Georgia has agreed to temporarily suspend a requirement that has prevented tens of thousands of Georgia residents from registering to vote, as it works toward a possible settlement in a federal lawsuit that accused Secretary of State Brian Kemp of disenfranchising minorities ahead of the presidential election.
The agreement, finalized late Monday, may allow thousands of voters whose applications have been rejected since as far back Oct. 1, 2014, to vote on Nov. 8 as long as they show proper identification. The state has also agreed to stop the automatic rejection of applications that don’t exactly match information in state and federal databases.
In a letter to U.S. District Court Judge William O’Kelley, the state attorney general’s office said Kemp was taking these actions to avoid any emergency measures that advocacy groups had requested. O’Kelley canceled a preliminary injunction hearing early Monday as a result of that effort.

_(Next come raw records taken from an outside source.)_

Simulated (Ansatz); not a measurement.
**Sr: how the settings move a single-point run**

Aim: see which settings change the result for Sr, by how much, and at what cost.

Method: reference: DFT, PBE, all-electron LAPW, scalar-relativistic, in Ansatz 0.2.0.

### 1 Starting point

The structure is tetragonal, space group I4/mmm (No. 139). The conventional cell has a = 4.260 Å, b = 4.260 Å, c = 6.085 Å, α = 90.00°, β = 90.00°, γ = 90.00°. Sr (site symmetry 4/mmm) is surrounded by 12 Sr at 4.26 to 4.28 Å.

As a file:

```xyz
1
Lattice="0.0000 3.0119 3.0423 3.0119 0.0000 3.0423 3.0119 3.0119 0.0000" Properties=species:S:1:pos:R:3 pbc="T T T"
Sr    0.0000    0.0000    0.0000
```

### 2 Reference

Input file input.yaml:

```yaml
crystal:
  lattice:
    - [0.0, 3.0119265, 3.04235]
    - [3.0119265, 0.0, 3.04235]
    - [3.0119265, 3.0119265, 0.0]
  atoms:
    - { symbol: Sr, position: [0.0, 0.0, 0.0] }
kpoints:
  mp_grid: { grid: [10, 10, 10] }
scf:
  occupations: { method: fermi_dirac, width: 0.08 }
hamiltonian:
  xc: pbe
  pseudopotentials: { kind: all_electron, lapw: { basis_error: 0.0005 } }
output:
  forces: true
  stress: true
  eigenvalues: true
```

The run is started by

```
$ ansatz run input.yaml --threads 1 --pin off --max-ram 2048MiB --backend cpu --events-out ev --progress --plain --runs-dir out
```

The groups filed the suit two weeks ago, alleging that black, Latino and Asian-American applicants were far more likely than whites to be rejected due to mismatches with state and federal databases, disproportionately affecting minority voters across the state and violating the federal Voting Rights Act.
The Republican Kemp’s office at the time had called it an unwarranted attack by liberal groups. His office did not immediately respond Monday evening to a request for comment.
In all, the state denied 34,874 registration applications from 2013 to 2016 due to mismatched information. Of those, black applicants were eight times more likely to fail the state’s verification process than white applicants, and Latinos and Asian-Americans were six times more likely to fail, according to the suit.
The accusations in the lawsuit have been strongly denied by Kemp, who has traveled the state to tout the accessibility of Georgia’s elections this year. The verification process Georgia uses was pre-cleared by the U.S. Department of Justice in 2010.
The Georgia NAACP, the Georgia Coalition for the Peoples’ Agenda and the legal nonprofit Asian Americans Advancing Justice-Atlanta brought the lawsuit, and they are being helped by the Lawyers’ Committee for Civil Rights Under Law and Project Vote, among other national voting advocacy groups.
It is the third lawsuit this year over the state's handling of voter records. Project Vote sued Georgia in July over concerns that it was not disclosing public information explaining why voter registration applications are rejected. In February, the Georgia NAACP and government watchdog group Common Cause sued over the state's longtime practice of sending "confirmation of address" notices to voters who haven't cast a ballot in three years and removing them from voter rolls if they do not respond.